Used to be a time when debt was something you actually planned to pay off. People used to have “mortgage burning” parties, after that final payment was cashed by the bank and the homeowner truly became one, it wasn’t uncommon to have all their friends over, serve food and drinks and then ceremoniously burn the mortgage. It was before my time, but I saw a depiction of this once on an episode of Eight is Enough when I was a kid.
Going back even further, conventional wisdom in textbooks stated what was then, the obvious:
Any corporation, private or governmental, that wishes to provide for a sound and equitable continuity of its business must take steps towards the systematic retirement of debt immediately after it has been incurred. Postponement of all payment for property or priviledges by those who presently enjoy their benefits is calculated to bring uncomfortable consequences to them or those who succeed them.
This quote was taken from an old textbook I found in a bookshop called “Engineering Economics” by C.R Young, which was published in Canada in 1949. The quote begins Chapter 5: The Systematic Retirement of Debt. Other chapters cover topics such as Costs, Present Value, Depreciation, Valuations and Appraisals. All standard issue financial knowledge which remains with us to the present day. Save for one.
The Systematic Retirement of Debt is no-longer an economic imperative. Anything but. Today, debt is merely intended to be rolled over, perpetually.
As a layman, I was shocked when Professor George Athanassakos glibly remarked that “all short-term debt eventually becomes long-term debt” when I attended his value investing course a few years back. He didn’t say it as if it was “a good thing”, he was more generally observing how these things play out on company balance sheets.
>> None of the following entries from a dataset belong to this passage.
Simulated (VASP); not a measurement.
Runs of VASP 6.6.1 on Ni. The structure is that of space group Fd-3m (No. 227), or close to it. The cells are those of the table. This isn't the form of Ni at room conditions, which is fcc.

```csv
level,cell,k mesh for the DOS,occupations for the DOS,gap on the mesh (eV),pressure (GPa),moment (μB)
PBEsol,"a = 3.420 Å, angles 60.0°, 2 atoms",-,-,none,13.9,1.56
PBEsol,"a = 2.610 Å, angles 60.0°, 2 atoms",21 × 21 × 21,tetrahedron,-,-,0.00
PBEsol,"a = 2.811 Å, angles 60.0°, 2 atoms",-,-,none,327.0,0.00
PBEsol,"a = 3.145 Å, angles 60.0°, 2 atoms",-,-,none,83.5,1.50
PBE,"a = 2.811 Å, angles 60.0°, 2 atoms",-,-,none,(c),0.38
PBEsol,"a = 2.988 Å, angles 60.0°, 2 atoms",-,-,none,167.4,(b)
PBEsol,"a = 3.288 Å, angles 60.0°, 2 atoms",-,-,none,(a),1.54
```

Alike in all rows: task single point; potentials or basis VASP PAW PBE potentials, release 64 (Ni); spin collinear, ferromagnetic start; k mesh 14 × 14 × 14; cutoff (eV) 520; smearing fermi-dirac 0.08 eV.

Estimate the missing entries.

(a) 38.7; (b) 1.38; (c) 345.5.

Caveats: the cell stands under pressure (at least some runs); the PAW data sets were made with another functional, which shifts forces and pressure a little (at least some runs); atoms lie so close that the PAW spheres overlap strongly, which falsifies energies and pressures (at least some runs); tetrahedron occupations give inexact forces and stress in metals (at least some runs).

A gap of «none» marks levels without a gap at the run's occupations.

The worst offenders of course, are the governments, who are blowing out debts to such unsustainable levels it is arithmetically impossible to systematically retire them short of some kind of sovereign debt default. This includes the US, big time, but it is still impolite as dinner conversation and talking about it openly on CNBC will basically get you kicked off the show.
The inevitable debt default will only be talked about openly in retrospect. Like recessions. Fashionable pundits and officialdom will never admit to a recession being “in progress”, even if they have to fight their way through bread lines and a food riot on their way to the podium to make the pronouncement. No, recessions are something that ended last year some time, if they ever occurred at all.
So it will go with the sovereign debt defaults: nobody respectable will call them that, even as governments resort to printing money (which isn’t allowed to be called that, either).
As individuals, you have to just do the math. There is ample objective data out there that clearly shows that the US is broke and it will never be in a position to pay off its debts and it’s just a matter of time before the current monetary regime is replaced with something else. Nobody knows for sure what the other end of that looks like, but the astute wealth preserver should be factoring things like “the end of USD as a single global reserve currency” into their calculus. I know I have been in my business affairs for years.
On a more personal level, in dealing with our own affairs, anybody who is subscribing to the government model of perpetually rolling over debt (and relying on every rising housing values to refinance, for example) either got crushed in the Global Financial Crisis, or they live in Canada.
If it’s the former, they are micro examples of what will happen on a sovereign basis in the years to come. If it’s the latter it cannot be stressed enough how urgently they must abandon that “strategy” and figure out a realistic plan to systematically retire their own debt, especially non-productive debt, before the next round of the global malaise comes home to roost.